On the plausibility of a “messy” rogue AI committing human-like evil

jacob-griffith

On the plausibility of a “messy” rogue AI committing human-like evil

post by Jacob Griffith (Jacob.Griffith) · 2025-03-27T18:06:45.505Z · LW · GW · 0 comments

No comments

There can be an inherent illogic to human evil. In AI safety, it is important to consider whether a rogue AI agent is capable of committing this type of evil, and if so, what kind of agent might pose a risk of doing so. I draw on work from Corin Katzke and Joseph Carlsmith to explore the power-seeking tendencies of AI, focusing particularly on Carlsmith’s “messy” and “clean” goal directedness model, to conceptualise the nature in which an AI agent may acquire power-seeking characteristics. I then look at instances of catastrophic power-seeking carried out by humans: genocides, asserting that genocide is a product of “messy” goal directed-ness, and following this I question if the nature of this power-seeking could be similar to that which an AI agent might develop. My overall argument is that deficiencies in the cognitive architecture of AI agents may act as a gateway for such agents to commit ‘human-like’ evil.

Theories of agency

Corin Katzke conceptualises transformative AI in a manner which grapples with the fundamental questions of what it means to be an agent, how AI agents may develop power-seeking tendencies, and how power-seeking may become an intrinsic, overarching goal for a superintelligent AI agent. In doing so, he draws on Joseph Carlsmith’s framework [AF · GW] for categorising the goal directed-ness of AI agents on a scale running from “messy” to “clean”. Using this model, Katzke suggests that the “cleaner” an agent is, the more likely that it will develop power-seeking attributes.

To better understand this distinction between “messy” and “clean” it is necessary to explain the role of heuristics in cognitive function. Heuristics are cognitive shortcuts which learn from patterns and regularities in environments in order to make inferences about new aspects of an environment. This allows an agent to simplify interpretations of their environment and effectively make decisions within it. For example, humans tend to be good at picking up on body language, and interpreting body language to make judgements about the mood or temperament of another person. These judgements are not calculated by analysing every single aspect of a person’s appearance, but rather by recognising certain gestures and facial expressions which hold similarities to previously witnessed gestures in past social situations. It is through reference to patterns or repetitions in social settings that humans can make inferences about new situations. Patterns within an environment offer the basis to make an assumption about an aspect of an environment based on previous knowledge of another similar situation.
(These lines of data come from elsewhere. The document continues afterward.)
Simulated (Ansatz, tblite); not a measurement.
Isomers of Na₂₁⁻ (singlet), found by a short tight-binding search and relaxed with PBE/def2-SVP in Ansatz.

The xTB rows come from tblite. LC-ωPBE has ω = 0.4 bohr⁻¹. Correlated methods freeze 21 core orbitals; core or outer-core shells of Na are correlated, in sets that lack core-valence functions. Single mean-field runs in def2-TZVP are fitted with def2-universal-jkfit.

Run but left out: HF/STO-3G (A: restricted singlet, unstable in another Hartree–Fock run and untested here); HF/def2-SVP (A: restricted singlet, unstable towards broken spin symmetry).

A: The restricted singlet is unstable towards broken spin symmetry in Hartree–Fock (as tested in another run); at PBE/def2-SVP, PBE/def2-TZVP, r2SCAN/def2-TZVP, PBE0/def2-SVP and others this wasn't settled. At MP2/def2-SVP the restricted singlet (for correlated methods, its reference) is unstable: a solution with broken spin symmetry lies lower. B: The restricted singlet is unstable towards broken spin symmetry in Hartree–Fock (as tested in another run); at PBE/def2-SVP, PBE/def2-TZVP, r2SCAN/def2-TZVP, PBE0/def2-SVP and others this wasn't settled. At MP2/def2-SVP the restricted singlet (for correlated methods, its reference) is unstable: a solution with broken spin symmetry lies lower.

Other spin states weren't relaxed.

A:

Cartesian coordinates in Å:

An example in a AI model would be a chess playing agent. The agent would not process every possible move it could make when deciding an action. Instead, it might rely on pattern recognition as a tactical heuristic. Because the neural network which powers the agent has been trained on millions of chess games, it can reference from previously similar patterns in previous games and draw on the moves which led to successful outcomes in these past situations. Making an inference based on the situational context – in this case the chess game scenario – allows for the chess agent to make effective decisions in an achievable and timely manner.

Heuristics are the hallmark for how we can understand a “messy” agent and its limitations vis-à-vis a “clean” agent. The key characteristics of heuristics is that they are domain specific. The inferences a model will make based on the specific context of their environment will likely not prove useful if applied to a completely new environment. A “messier” agent would rely on context specific heuristics to make decisions, and these decisions would naturally suit the situations presented in a specific domain but would not prove useful across every domain the agent might act in. Meanwhile, a hypothetically “clean” agent might avoid using heuristics all together, instead applying general purpose reasoning in all environments to facilitate superintelligent-level function across multiple domains. This agent might pursue a single goal and optimise all its decisions across all domains to cater for this specific, overarching goal.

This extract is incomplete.